Russia’s state corporation for space activities Roscosmos plans to launch nine satellites into the Arctic orbit by 2026, to monitor the region and provide internet access.
Speaking during a meeting at the Vostochny spaceport, which took place on October 25, 2022, the deputy prime minister of Russia, Yury Trutnev, confirmed that two Arktika-M satellites will be launched into the Arctic orbit to provide hydro-meteorology data from the region. Another three satellites, including two Kondor-FKAs and a single Obzor-R will be sent up for radar surveillance purposes.
All five are expected to reach orbit by 2024.
Meanwhile, Roscosmos also plans to send four other satellites, Express-RVs, to ensure broadband internet access by 2026.
“Our key direction in the Northern Sea Route’s development is to have an Arctic orbital satellite group,” Tass cited Trutnev as saying. The Northern Sea Route is a shipping route in Arctic waters.

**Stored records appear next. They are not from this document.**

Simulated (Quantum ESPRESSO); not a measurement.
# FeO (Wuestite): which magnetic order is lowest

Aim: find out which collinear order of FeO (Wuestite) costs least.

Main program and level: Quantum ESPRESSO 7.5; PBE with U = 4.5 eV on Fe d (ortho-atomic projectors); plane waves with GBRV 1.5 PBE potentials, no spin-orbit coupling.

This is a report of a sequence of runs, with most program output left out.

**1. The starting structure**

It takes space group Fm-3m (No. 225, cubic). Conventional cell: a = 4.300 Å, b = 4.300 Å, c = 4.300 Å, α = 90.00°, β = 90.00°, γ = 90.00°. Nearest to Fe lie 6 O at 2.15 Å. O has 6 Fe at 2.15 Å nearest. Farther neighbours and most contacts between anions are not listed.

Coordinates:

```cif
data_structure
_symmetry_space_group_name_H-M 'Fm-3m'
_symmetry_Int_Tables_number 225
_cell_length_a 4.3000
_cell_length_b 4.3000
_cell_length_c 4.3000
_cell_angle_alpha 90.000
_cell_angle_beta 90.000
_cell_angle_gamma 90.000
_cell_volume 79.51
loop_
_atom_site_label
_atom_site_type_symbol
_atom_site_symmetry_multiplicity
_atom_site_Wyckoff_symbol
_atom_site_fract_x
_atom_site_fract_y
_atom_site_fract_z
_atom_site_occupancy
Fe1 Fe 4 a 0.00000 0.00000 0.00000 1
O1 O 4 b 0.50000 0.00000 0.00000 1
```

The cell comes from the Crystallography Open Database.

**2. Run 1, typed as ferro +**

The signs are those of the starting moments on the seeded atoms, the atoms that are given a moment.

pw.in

“Without the creation of an Arctic satellite constellation, the safe passage of ships along the Northern Sea Route is not possible,” Trutnev added.
Russia launched its first Arktika-M meteorological satellite in February 2021. Since the launch, it has been providing local hydrometeorology and environmental monitoring center Roshydromet with up-to-date information on the atmosphere and the underlying surface across the Arctic region.
Roshydromet estimates that once the second Arktika-M is launched, the center will be able to observe the North Pole around the clock.